The museum was founded in 1930 by Archer Milton Huntington, son of Collis P. Huntington, a railroad builder who brought the Chesapeake and Ohio Railway to Warwick County, Virginia, and who founded the City of Newport News, its coal export facilities, and Newport News Shipbuilding in the late 19th century.
Huntington and his wife, the sculptor Anna Hyatt Huntington, acquired 800 acres (320 ha) of land that would come to hold 90,000 square feet (8,400 m2) of exhibition galleries, a research library, a 167-acre (68 ha) lake, a 5-mile (8.0 km) shoreline trail with fourteen bridges, and over 35,000 maritime artifacts from around the globe. After the land acquisition took place, the first two years were devoted to creating and improving a natural park and constructing a dam to create Lake Maury, named after the nineteenth-century Virginia oceanographer, Commodore Matthew Fontaine Maury.

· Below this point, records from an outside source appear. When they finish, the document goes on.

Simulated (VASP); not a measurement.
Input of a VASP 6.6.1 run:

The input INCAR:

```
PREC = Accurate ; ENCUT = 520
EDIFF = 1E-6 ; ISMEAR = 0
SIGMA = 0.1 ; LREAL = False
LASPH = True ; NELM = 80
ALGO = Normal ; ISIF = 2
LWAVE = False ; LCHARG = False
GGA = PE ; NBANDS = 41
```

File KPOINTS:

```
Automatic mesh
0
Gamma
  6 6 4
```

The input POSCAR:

The museum’s collection totals approximately 32,000 artifacts, equally divided between works of art and three-dimensional objects. The scope of the collection is international and includes miniature ship models, scrimshaw, maritime paintings, decorative arts, carved figureheads, working steam engines, and the world's only known existing Kratz-built steam calliope. The museum holds important collections of paintings and drawings by marine artists James Bard and Antonio Jacobsen. The museum offers educational programs for all ages, a large research library and archives, as well as publications and Internet resources for teachers.